The Nigerian naira continued its downward trajectory on the parallel market, depreciating to ₦1,620 per US dollar as of Monday, amid sustained demand pressure and limited dollar supply.
Currency traders across major cities, including Lagos and Abuja, confirmed the new rate, attributing the sharp depreciation to an increase in speculative trading and a widening gap between official and unofficial exchange rates.
Market analysts suggest that the persistent scarcity of foreign exchange, particularly from the Central Bank of Nigeria (CBN), has continued to drive demand to the black market, where rates remain volatile and significantly higher.
“This depreciation reflects both the ongoing FX supply challenges and the lack of confidence in the formal window,” one trader in Lagos told Madmo Newsroom. “Importers and businesses are left with no choice but to seek dollars from the parallel market, pushing up rates.”
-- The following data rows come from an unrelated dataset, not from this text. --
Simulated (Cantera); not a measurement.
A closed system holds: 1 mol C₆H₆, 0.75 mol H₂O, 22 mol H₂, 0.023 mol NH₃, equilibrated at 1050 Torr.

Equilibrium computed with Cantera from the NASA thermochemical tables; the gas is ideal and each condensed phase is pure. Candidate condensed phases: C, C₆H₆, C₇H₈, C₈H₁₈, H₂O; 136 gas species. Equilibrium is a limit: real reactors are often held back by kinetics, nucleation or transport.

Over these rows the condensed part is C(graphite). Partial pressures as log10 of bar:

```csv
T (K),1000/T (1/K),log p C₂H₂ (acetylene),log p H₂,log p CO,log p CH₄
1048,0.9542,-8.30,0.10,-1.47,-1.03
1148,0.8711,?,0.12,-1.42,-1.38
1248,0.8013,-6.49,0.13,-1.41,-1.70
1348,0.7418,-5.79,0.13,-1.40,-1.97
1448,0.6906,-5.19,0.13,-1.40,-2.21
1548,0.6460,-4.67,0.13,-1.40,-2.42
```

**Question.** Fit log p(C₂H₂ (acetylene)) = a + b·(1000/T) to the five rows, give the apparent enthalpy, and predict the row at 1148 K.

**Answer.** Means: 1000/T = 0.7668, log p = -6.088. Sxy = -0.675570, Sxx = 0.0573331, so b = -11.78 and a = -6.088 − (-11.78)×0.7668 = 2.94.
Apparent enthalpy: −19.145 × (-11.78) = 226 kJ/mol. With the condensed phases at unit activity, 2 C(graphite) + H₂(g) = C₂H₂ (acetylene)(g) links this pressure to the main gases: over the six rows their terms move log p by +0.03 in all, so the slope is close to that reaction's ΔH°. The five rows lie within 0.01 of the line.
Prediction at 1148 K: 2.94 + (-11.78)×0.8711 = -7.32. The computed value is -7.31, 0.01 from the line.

The official Investors’ & Exporters’ (I&E) window, however, maintained a significantly lower exchange rate, intensifying calls for urgent interventions to unify the market and stabilize the currency.
Economic observers warn that the sustained pressure on the naira could lead to further inflation, especially on imported goods, and worsen the cost-of-living crisis currently facing Nigerians.
The CBN has yet to issue a formal response to the latest development.